STEM Shoutout: Dr. Emily Jones

Anthropology professor co-authors chapter in book Dogs: Archaeology Beyond Domestication

 

Dr. Emily Jones, an associate professor in UNM’s Anthropology Department, co-authored a chapter in Dogs: Archaeology Beyond Domestication book along with graduate student Victoria Monagle.

The chapter, “Dog Life and Death in an Ancestral Pueblo Landscape,” focuses on the role dogs played in human life. Dogs were the first animals to engage with humans in the process of domestication, resulting in a relationship that crosses cultural and geographical boundaries.

Monagle’s master’s project re-examined a Smithonian collection of dog bones found in a pueblo site in Colorado in the 1970s. Jones worked closely with Monagle to put her research findings together on a chapter.

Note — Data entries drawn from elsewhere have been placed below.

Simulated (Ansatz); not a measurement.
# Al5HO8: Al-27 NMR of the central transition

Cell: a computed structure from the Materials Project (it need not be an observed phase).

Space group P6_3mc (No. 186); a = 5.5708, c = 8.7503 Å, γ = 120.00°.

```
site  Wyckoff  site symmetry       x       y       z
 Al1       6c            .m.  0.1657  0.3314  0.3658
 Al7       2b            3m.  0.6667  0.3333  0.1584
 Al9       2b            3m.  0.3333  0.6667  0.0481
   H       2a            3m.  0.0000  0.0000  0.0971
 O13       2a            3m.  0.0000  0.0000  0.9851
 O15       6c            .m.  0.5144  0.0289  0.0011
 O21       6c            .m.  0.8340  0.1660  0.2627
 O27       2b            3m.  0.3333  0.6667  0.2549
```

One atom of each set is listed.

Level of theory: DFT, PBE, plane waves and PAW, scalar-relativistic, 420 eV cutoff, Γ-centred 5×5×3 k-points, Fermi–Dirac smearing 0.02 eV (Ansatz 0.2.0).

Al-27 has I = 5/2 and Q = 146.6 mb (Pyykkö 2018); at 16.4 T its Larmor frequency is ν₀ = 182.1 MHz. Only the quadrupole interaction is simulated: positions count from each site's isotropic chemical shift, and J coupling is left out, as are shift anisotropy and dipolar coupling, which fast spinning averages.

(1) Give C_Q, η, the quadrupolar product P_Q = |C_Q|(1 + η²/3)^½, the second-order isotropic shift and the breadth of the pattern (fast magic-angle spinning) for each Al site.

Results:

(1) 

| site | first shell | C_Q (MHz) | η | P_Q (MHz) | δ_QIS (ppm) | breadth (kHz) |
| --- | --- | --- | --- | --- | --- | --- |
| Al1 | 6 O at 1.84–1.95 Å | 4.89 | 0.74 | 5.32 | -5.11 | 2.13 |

“She and I started working together on how to talk about the fact that exclusive categories don’t talk about ritual versus functional action. Often they are both ritual and functional, and this was the case with these dogs,” Jones said.

The initial analysis suggested that dogs in the Ancestral Pueblo were used as a food source and sacrifices in rituals, but the new research findings reflected that dogs actually played multiple roles within the community throughout their lifetime.

Some of these findings were that the dogs’ bones showed traces of healed fractures, which showed they had been cared for by humans as well as having interacted with other dogs within the community. But the dogs were buried in a way suggestive of a patterned killing. In other words, they were part of the human community during life, but their deaths seem to have been a ritual or religious activity.

“I have, for a long time, been thinking about these ideas about how in the sciences we want to come up with these categories that are useful for analysis, but sometimes those categories can get in the way. I am really grateful to Victoria for bringing this and giving me the opportunity to work with her because it is giving me a chance to start acquiring this area that I need to keep working on,” Jones said.